What is "NORMAL"?

Everyone talks about the "new normal" after you lose a child. I don't believe "normal" will ever return to my house after my 18 year old son, Max, was killed in a car crash on 8/6/10. "Normal Died With Max", and this blog is about the life I have without him.

Monday, June 27, 2011

CF Question of the Day

Submitted by Karen Knobel Gloyd on the Compassionate Friends facebook page today:  "In the moment we can't usually think clear of what we need (because what we need we can't have...that's our child) and they (others) have no clue how to help! It might be nice to compile a list that people who have a friend who lost a child could read and get an idea of how to help! Because trying to think of what to ask for--or getting the courage to ask for--is too much for many of us! For me, I wish they had continued to bring meals for awhile longer...What do you wish people had done for you?"
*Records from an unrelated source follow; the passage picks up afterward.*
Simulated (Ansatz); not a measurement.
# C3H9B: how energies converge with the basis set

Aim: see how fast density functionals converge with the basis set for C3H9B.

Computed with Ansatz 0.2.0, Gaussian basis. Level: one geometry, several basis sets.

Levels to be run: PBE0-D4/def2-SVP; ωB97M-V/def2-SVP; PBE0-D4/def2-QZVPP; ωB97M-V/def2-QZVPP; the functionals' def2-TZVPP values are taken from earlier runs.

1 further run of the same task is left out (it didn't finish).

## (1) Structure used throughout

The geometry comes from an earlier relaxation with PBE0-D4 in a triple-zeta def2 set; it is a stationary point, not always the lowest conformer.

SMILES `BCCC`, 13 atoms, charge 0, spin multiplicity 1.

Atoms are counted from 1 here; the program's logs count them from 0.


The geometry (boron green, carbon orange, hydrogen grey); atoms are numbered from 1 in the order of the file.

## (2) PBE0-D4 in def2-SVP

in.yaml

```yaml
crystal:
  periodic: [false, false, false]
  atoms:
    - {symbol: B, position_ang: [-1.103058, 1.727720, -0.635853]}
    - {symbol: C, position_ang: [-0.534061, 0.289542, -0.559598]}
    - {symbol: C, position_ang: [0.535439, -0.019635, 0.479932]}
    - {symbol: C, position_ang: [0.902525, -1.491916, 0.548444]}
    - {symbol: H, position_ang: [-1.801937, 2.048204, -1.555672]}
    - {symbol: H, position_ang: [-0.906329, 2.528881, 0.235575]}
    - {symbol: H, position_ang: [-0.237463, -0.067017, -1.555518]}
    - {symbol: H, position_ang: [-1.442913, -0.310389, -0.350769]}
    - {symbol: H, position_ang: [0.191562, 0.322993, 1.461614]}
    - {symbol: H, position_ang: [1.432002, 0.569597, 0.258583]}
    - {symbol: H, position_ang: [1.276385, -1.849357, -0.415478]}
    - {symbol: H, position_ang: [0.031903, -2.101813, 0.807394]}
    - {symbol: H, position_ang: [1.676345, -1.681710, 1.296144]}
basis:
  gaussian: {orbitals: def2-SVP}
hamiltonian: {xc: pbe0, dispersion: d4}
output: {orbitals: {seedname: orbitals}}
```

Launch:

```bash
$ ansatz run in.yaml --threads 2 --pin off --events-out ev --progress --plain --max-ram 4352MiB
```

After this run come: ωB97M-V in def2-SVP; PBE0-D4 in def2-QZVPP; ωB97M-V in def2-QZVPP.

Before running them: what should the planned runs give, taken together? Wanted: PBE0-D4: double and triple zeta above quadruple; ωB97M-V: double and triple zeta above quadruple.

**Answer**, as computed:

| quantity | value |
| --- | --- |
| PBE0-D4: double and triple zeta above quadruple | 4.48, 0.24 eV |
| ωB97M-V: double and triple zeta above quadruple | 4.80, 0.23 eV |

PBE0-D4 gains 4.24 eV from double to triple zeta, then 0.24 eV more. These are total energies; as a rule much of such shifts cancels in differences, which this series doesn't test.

Reading the hundreds of responses to this question is heartbreaking.  As I said in an earlier note this week (FRIENDS), I feel incredibly blessed.  There isn't one thing that I needed that my friends didn't provide, or someone stepped up and handled for me.  Even now, almost 11 months later, I still have people reaching out to me, bringing me a meal, offering to grocery shop, etc.

There are things I wish I *knew* back then that I know now, but my list is very short and there is nobody who dropped the ball, it's just things I have learned from experience and time.

I wish someone had told me the funeral director is not in charge, we are.  We were decisive, but if I had a clear head, I might have asked other questions, or made different decisions.  I wouldn't have waited until three days later to see him, I might have driven up to Topeka to see him in the morgue before he had all that horrid makeup on and was stiff.

I wish someone had told me that whatever I chose for Max's funeral would forever be associated with that sad event.  There are certain songs, clothes, food, smells, sounds, places ... that will always remind me of that day now.  Instead of being happy, they are tainted with sadness.

I wish someone had stopped me from picking up his room and washing his laundry.

I wish someone had told me to say "goodbye" to his body the night of the viewing, because there was no time to do it the day of the funeral, there were just too many people around.

I wish someone had taken pictures at the funeral, much like a photographer at a wedding.  I don't mean morbid pictures, but of the event.  We did get pictures of the flowers the day after, but by then, many of the family and friends that had traveled headed home.  Looking back, I wish I had gotten a photo of the quad drums that the Heights band had set up with 4 purple roses on it, one for each year he was in the drum line, things like that.

The help I had that week was tremendous, and the support I continue to have is amazing.  Sometimes I still cannot believe this is my life and that Max really died in a car accident.